Read IN BED: The Opposite of Loneliness

Words & Images by Hannah-Rose Yee

“We don’t have a word for the opposite of loneliness, but if we did I could say that’s what I want in life.” – Marina Keegan, The Opposite of Loneliness

I remember when I first heard about Marina Keegan. We were the same age – the same age! – when the writer and Yale graduate was killed in a car crash just five days after graduation. She was about to start working at The New Yorker, she had just published an essay called ‘The Opposite of Loneliness’ that my mum had sent me to read because she knew I was worried about what I was going to do after uni. “We’re so young. We’re so young. We’re twenty-two years old. We have so much time,” she wrote. And then she was gone.

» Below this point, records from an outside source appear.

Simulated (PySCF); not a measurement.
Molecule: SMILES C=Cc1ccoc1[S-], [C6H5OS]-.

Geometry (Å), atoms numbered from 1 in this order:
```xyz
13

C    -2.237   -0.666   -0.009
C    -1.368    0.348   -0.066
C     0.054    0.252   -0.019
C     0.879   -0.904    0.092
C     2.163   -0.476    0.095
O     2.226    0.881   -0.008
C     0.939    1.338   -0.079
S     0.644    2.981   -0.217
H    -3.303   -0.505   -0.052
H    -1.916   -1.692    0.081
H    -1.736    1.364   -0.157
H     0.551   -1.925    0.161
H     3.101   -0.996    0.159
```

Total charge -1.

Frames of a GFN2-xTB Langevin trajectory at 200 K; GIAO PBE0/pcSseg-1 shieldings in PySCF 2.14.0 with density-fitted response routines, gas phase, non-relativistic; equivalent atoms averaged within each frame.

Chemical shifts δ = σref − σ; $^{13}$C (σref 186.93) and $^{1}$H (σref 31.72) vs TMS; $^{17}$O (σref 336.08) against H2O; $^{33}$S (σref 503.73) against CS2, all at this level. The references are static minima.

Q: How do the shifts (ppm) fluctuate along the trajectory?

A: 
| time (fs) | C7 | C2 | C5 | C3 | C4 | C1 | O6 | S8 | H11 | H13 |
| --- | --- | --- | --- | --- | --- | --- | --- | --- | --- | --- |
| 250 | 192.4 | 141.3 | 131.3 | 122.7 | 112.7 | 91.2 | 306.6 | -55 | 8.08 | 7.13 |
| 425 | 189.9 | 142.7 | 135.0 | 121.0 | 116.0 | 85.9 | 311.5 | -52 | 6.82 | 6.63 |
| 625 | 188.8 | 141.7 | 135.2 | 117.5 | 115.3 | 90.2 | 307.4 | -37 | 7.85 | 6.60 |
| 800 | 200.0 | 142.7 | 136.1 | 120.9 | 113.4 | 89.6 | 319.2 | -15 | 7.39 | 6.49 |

Out of this tragedy has come a stunning collection of Marina’s accomplished, clear-eyed, just so true writing. It hurts me to read it because we have the same dreams, the same hopes, the same stars in our eyes. We do the same things in our writing – we use too many conjunctions and repeat too many things. Her sentences go on forever. So do mine. We were the same age (!). It gave me chills to read this book and yet I read it in one sitting, cover to cover, because I had to. Because she understood. And she understood so well. She was only twenty-two, but she got it. Some people look to Lena Dunham as a voice of a generation, I look to Marina Keegan.